Randall grew up not with mules, but with tractors, which he learned to drive during summers on his grandfather’s egg farm in Pennsylvania. His tractor collection is now down to one, a 1950 red Farmall, which he keeps in a corrugated steel Quonset hut, a part barn, part workshop that he built from a prefab kit.
Randall often puts his old tractor to good use. photograph by Lissa Gotwals
Randall likes to work with his hands. He and his dad, Mel Smith, built the massive, 12-foot black walnut table that’s downstairs in the “Thanksgiving Room,” where he and Lori gather with friends and family for festive dinners, game nights, and movie watching. “In some ways, we designed the space around this table,” Randall says, admiring his handiwork, which still shows remnants of candle wax left over from a recent gathering. The wood came from a tree that crashed into the home of one of his wife’s employees during a hurricane.

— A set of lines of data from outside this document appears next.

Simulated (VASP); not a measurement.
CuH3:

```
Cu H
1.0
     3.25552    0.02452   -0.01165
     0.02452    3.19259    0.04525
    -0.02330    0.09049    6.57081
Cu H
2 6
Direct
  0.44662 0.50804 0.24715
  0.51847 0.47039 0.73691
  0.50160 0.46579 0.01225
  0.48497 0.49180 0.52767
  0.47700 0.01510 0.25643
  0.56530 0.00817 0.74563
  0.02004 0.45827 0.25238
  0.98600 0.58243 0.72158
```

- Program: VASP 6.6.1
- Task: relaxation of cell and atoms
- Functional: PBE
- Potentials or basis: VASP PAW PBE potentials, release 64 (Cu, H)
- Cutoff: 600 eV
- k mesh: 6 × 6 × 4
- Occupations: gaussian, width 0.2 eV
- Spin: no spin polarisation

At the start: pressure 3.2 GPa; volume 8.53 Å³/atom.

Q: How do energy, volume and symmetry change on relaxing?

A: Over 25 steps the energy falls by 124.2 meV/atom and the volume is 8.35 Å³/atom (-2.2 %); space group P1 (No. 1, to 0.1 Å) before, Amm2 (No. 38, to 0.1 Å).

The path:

A few feet from the head of the table is the dog-and-cat door. It swings throughout the day as Quito, Camanoe, Maqui, and McCormick go in and out. Aside from Baja, the African grey parrot, who monitors the farm’s goings-on from his cage by the upstairs window, the animals on the farm are free to roam, whether in cliques or not. (The chickens refuse to be pigeonholed.) In many ways, the farm’s fences, like the walls of the house, are merely suggestions. Room, house, pasture, barn. Each has a purpose but remains connected to the whole.